Evaluator unable to pickle, causing parallelization issues

After PR #358 , Evaluator classes are used to calculate correlation functions. However, these classes cannot be properly pickled due to lack of "reduce" method. This makes it impossible to parallelize MC in separate processes using multiprocessing or Joblib, because the workers in these libraries require all I/O to be picklable.

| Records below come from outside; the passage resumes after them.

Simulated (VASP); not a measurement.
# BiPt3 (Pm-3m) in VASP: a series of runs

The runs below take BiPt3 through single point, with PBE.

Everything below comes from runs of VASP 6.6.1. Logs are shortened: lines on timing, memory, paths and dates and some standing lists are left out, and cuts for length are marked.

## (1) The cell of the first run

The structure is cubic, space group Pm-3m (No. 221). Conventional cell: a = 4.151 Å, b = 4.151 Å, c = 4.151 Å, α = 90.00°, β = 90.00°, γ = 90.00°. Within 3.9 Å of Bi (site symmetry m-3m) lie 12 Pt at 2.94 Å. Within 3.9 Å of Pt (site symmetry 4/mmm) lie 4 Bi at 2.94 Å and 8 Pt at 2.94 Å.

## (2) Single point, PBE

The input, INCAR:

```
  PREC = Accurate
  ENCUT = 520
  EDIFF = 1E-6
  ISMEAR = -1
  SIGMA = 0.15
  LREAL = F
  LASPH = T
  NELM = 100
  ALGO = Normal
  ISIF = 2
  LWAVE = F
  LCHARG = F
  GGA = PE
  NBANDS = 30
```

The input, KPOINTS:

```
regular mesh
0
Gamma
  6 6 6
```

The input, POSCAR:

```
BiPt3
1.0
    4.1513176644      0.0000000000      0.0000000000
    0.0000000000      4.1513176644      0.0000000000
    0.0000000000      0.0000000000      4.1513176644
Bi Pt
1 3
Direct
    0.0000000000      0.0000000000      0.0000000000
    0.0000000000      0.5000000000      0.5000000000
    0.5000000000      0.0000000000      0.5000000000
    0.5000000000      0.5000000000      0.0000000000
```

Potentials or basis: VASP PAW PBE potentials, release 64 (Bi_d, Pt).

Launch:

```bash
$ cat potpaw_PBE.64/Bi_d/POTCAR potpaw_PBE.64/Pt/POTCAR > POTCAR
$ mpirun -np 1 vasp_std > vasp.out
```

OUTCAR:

Note that process-wise parallelization is still desirable even if you have implemented parallel evaluation of correlations, because people would frequently want to parallelize temperatures, chemical potentials, etc.

Current Behavior

Here is the error reported by pytest:

test setup failed
joblib.externals.loky.process_executor._RemoteTraceback: 
"""
Traceback (most recent call last):
  File "C:\Users\66422\PycharmProjects\WFacer\venv\lib\site-packages\joblib\externals\loky\backend\queues.py", line 159, in _feed
    obj_ = dumps(obj, reducers=reducers)
  File "C:\Users\66422\PycharmProjects\WFacer\venv\lib\site-packages\joblib\externals\loky\backend\reduction.py", line 215, in dumps
    dump(obj, buf, reducers=reducers, protocol=protocol)
  File "C:\Users\66422\PycharmProjects\WFacer\venv\lib\site-packages\joblib\externals\loky\backend\reduction.py", line 208, in dump
    _LokyPickler(file, reducers=reducers, protocol=protocol).dump(obj)
  File "C:\Users\66422\PycharmProjects\WFacer\venv\lib\site-packages\joblib\externals\cloudpickle\cloudpickle_fast.py", line 632, in dump
    return Pickler.dump(self, obj)
  File "stringsource", line 2, in smol.utils.cluster.evaluator.ClusterSpaceEvaluator.__reduce_cython__
TypeError: no default __reduce__ due to non-trivial __cinit__
"""

The above exception was the direct cause of the following exception:

initial_document = CeOutputsDocument(project_name='ace-work', cluster_subspace=Cluster Subspace Summary
Basis/Orthogonal/Orthonormal : in...tructures=None, enumerated_matrices=None, enumerated_features=None, undecorated_entries=None, computed_properties=None)

    @pytest.fixture
    def enum_output(initial_document):
>       return enumerate_structures(initial_document)

test_jobs.py:95: 
_ _ _ _ _ _ _ _ _ _ _ _ _ _ _ _ _ _ _ _ _ _ _ _ _ _ _ _ _ _ _ _ _ _ _ _ _ _ _ _
..\WFacer\jobs.py:239: in enumerate_structures
    new_structures, new_sc_matrices, new_features = _enumerate_structures(
..\WFacer\jobs.py:97: in _enumerate_structures
    new_structures, new_sc_matrices, new_features = generate_training_structures(
..\WFacer\enumeration.py:469: in generate_training_structures
    results = par(
..\venv\lib\site-packages\joblib\parallel.py:1944: in __call__
    return output if self.return_generator else list(output)
..\venv\lib\site-packages\joblib\parallel.py:1587: in _get_outputs
    yield from self._retrieve()
..\venv\lib\site-packages\joblib\parallel.py:1691: in _retrieve
    self._raise_error_fast()
..\venv\lib\site-packages\joblib\parallel.py:1726: in _raise_error_fast
    error_job.get_result(self.timeout)
..\venv\lib\site-packages\joblib\parallel.py:735: in get_result
    return self._return_or_raise()
_ _ _ _ _ _ _ _ _ _ _ _ _ _ _ _ _ _ _ _ _ _ _ _ _ _ _ _ _ _ _ _ _ _ _ _ _ _ _ _

self = <joblib.parallel.BatchCompletionCallBack object at 0x00000120EE572220>

    def _return_or_raise(self):
        try:
            if self.status == TASK_ERROR:
>               raise self._result
E               _pickle.PicklingError: Could not pickle the task to send it to the workers.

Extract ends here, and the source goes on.